1. They aren't overfit. 2. It was far from obvious a priori that this could work...

benreesman · on July 23, 2022

When you’re churning through terrawords of training data and aren’t cross-validating against proportionally-sized hold out sets?

It’s not a certainty that you’re overfitting but the burden is to show otherwise.

Besides, if your corpus is asymptomatically everything, why wouldn’t fitting it perfectly fitting it be the goal?

It would probably be more accurate to say that the bias/variance tradeoff loses meaning as the training set goes to infinity.

Grapevine is that the big actors are going to 5x their flops at any price in the next three years.

What does validation loss even mean at that scale?

Veedrac · on July 24, 2022

> Besides, if your corpus is asymptomatically everything, why wouldn’t fitting it perfectly fitting it be the goal?

That's called Google, and it serves a different purpose. Perfectly learning the distributional properties of text instead is not overfitting, that's just fitting.

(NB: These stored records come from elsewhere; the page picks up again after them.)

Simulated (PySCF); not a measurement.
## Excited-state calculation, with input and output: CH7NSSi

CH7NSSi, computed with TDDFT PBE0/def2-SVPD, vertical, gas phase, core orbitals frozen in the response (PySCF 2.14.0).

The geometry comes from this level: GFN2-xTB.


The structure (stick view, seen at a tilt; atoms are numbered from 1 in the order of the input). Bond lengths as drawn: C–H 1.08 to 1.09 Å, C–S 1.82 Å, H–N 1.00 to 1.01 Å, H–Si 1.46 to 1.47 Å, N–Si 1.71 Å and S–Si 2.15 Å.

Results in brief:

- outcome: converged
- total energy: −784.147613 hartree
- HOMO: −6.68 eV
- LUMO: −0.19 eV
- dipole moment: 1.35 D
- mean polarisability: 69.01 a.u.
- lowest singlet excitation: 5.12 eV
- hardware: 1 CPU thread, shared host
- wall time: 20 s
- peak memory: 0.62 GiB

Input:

trention · on July 23, 2022

>The existence of the sentiment ‘lol you trained a big model on X so obviously it produces a good probability distribution on X’ only exists because big models proved to be extraordinarily more effective than anyone expected.

No, the "popularity" of that sentiment exists because of their "effectiveness". That sentiment was existing and being voiced 10 years ago.

benreesman · on July 24, 2022

You’ve stated this point better than I did.

Otherwise brilliant and rational people just go all mystical when we start talking about meaningless words like “intelligence” or “consciousness”.

An animal or a human or a big matrix perform X well on Y task. That’s quantitative and objective.

All this “is it smart” bullshit is thinly-veiled “how does the world still rotate around my subjective experience given this thing writes better Tolkien fan fiction than I do”.

Performance on tasks. Everyone else shuffle over to the Philosophy department.